Chemistry » Atoms, Molecules and Ions » Early Ideas in Atomic Theory

# Dalton’s Atomic Theory Continued

## Testing Dalton’s Atomic Theory

In the following drawing, the green spheres represent atoms of a certain element. The blue spheres represent atoms of another element. If the spheres touch, they are part of a single unit of a compound. Does the following chemical change represented by these symbols violate any of the ideas of Dalton’s atomic theory? If so, which one?

Image credit: OpenStax, Chemistry

### Solution

The starting materials consist of two green spheres and two blue spheres. The products consist of only one green sphere and one blue sphere. This violates Dalton’s postulate that atoms are neither created nor destroyed during a chemical change, but are merely redistributed. (In this case, atoms appear to have been destroyed.)

## Law of Definite Proportions

Dalton knew of the experiments of French chemist Joseph Proust, who demonstrated that all samples of a pure compound contain the same elements in the same proportion by mass. This statement is known as the law of definite proportions or the law of constant composition.

The suggestion that the numbers of atoms of the elements in a given compound always exist in the same ratio is consistent with these observations. For example, when different samples of isooctane (a component of gasoline and one of the standards used in the octane rating system) are analyzed, they are found to have a carbon-to-hydrogen mass ratio of 5.33 : 1, as shown in the table below.

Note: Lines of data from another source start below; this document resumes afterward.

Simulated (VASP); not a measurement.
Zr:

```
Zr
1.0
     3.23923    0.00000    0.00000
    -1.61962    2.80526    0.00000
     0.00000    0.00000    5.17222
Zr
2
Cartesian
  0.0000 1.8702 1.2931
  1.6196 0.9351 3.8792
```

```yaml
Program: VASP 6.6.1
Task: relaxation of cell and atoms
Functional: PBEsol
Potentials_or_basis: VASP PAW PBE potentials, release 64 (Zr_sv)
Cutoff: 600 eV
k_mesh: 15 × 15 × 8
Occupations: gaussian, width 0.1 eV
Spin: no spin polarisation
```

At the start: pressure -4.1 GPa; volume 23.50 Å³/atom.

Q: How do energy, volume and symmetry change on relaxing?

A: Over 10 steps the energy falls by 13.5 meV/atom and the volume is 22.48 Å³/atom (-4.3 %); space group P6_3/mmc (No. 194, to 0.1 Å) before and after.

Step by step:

### Constant Composition of Isooctane

SampleCarbonHydrogenMass Ratio
A14.82 g2.78 g$$\frac{14.82\text{ g carbon}}{2.78\text{ g hydrogen}} = \frac{5.33\text{ g carbon}}{1.00\text{ g hydrogen}}$$
B22.33 g4.19 g$$\frac{22.33\text{ g carbon}}{4.19\text{ g hydrogen}} = \frac{5.33\text{ g carbon}}{1.00\text{ g hydrogen}}$$
C19.40 g3.64 g$$\frac{19.40\text{ g carbon}}{3.64\text{ g hydrogen}} = \frac{5.33\text{ g carbon}}{1.00\text{ g hydrogen}}$$

It is worth noting that although all samples of a particular compound have the same mass ratio, the converse is not true in general. That is, samples that have the same mass ratio are not necessarily the same substance. For example, there are many compounds other than isooctane that also have a carbon-to-hydrogen mass ratio of 5.33 : 1.00.

## Law of Multiple Proportions

Dalton also used data from Proust, as well as results from his own experiments, to formulate another interesting law. The law of multiple proportions states that when two elements react to form more than one compound, a fixed mass of one element will react with masses of the other element in a ratio of small, whole numbers.

For example, copper and chlorine can form a green, crystalline solid with a mass ratio of 0.558 g chlorine to 1 g copper, as well as a brown crystalline solid with a mass ratio of 1.116 g chlorine to 1 g copper. These ratios by themselves may not seem particularly interesting or informative; however, if we take a ratio of these ratios, we obtain a useful and possibly surprising result: a small, whole-number ratio.

$$\cfrac{\frac{1.116\text{ g Cl}}{1\text{ g Cu}}}{\frac{0.558\text{ g Cl}}{1\text{ g Cu}}} = \cfrac{2}{1}$$

This 2-to-1 ratio means that the brown compound has twice the amount of chlorine per amount of copper as the green compound.

This can be explained by atomic theory if the copper-to-chlorine ratio in the brown compound is 1 copper atom to 2 chlorine atoms, and the ratio in the green compound is 1 copper atom to 1 chlorine atom. The ratio of chlorine atoms (and thus the ratio of their masses) is therefore 2 to 1 (see image below).

Compared to the copper chlorine compound in (a), where copper is represented by brown spheres and chlorine by green spheres, the copper chlorine compound in (b) has twice as many chlorine atoms per copper atom. Image credit:- OpenStax, Chemistry; a: modification of work by “Benjah-bmm27”/Wikimedia Commons; b: modification of work by “Walkerma”/Wikimedia Commons

## Laws of Definite and Multiple Proportions: Example

A sample of compound A (a clear, colorless gas) is analyzed and found to contain 4.27 g carbon and 5.69 g oxygen. A sample of compound B (also a clear, colorless gas) is analyzed and found to contain 5.19 g carbon and 13.84 g oxygen. Are these data an example of the law of definite proportions, the law of multiple proportions, or neither? What do these data tell you about substances A and B?

### Solution

In compound A, the mass ratio of carbon to oxygen is:

$$\cfrac{1.33\text{ g O}}{1\text{ g C}}$$

In compound B, the mass ratio of carbon to oxygen is:

$$\cfrac{2.67\text{ g O}}{1\text{ g C}}$$

The ratio of these ratios is:

$$\cfrac{\frac{1.33\text{ g O}}{1\text{ g C}}}{\frac{2.67\text{ g O}}{1\text{ g C}}} = \cfrac{1}{2}$$

This supports the law of multiple proportions. This means that A and B are different compounds, with A having one-half as much carbon per amount of oxygen (or twice as much oxygen per amount of carbon) as B. A possible pair of compounds that would fit this relationship would be A = CO2 and B = CO.